The end of the year is typically thin on interesting news in the technology sector, as companies opt to wait for the Consumer Electronics Show (CES) in January to make any major announcements or product unveils. There are exceptions, however. Just before we ring in another year, Intel has posted an interesting document that essentially confirms its upcoming Xeon Scalable processors based on Sapphire Rapids will support on-package high bandwidth memory (HBM).
While previously rumored, this is a feature Intel has not explicit stated up to this point. During its
Architecture Day 2020 event this past summer, Intel talked a little about Sapphire Rapids (among other things), noting it is based on an 10-nanometer enhanced SuperFin technology, which should yield better performance and power characteristics.

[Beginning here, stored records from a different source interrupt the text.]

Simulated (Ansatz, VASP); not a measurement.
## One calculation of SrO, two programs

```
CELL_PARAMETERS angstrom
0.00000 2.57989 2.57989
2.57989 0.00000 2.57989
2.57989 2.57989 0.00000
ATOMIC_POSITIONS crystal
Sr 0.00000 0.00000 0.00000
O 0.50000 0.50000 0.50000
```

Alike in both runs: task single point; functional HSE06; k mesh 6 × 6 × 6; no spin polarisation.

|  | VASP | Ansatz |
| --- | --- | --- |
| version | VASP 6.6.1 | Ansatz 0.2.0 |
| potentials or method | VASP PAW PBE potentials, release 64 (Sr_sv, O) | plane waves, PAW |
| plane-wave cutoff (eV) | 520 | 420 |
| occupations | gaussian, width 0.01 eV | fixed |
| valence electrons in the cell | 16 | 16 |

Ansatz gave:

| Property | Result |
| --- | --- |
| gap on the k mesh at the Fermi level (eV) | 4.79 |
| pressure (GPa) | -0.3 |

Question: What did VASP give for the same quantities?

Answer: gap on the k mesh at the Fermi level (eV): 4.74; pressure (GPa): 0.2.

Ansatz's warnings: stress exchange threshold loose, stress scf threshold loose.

Intel also confirmed that Sapphire Rapids will support new technologies including
DDR5 memory support, PCI Express 5.0, Compute Express Link (CLX) 1.1, and built-in AI acceleration using new Advanced Matrix Extensions. Sapphire Rapids will also serve as part of the foundations for Aurora, the first Intel-based exascale supercomputer.
Adding HBM to the mix could offer a significant increase in bandwidth. And it is apparently coming, according to a newly updated
Intel Architecture document (PDF) titled "Set Extensions and Future Features Programming Reference." The reference to HBM falls under the Integrated Memory Controller Machine Check Errors section, towards the bottom. Have a look...
This section highlights a bunch of error codes related to the integrated memory controllers of Intel's upcoming Sapphire Rapids CPUs, and what the codes mean. As highlighted above, two of them—0220H and 0221H—point specifically to HBM memory, including an HBM command / address parity error, and an HBM data parity error.
Normally going through a series of memory error codes would be pretty boring, but in this case, the entries serve as confirmation that Sapphire Rapids will indeed adopt HBM memory into the mix (and yes, I realize that "HBM memory" is redundant, like "ATM machine"). This is in addition to 8-channel DDR5 memory support, which also figures to boost memory bandwidth over DDR4. Intel Optane Memory support is also headed to Sapphire Rapids.
It will be interesting to see what kind of performance dividends Sapphire Rapids brings to the high performance computing (HPC) sector, with on-package HBM support. We'll find out when these chips ship out in the second half of next year.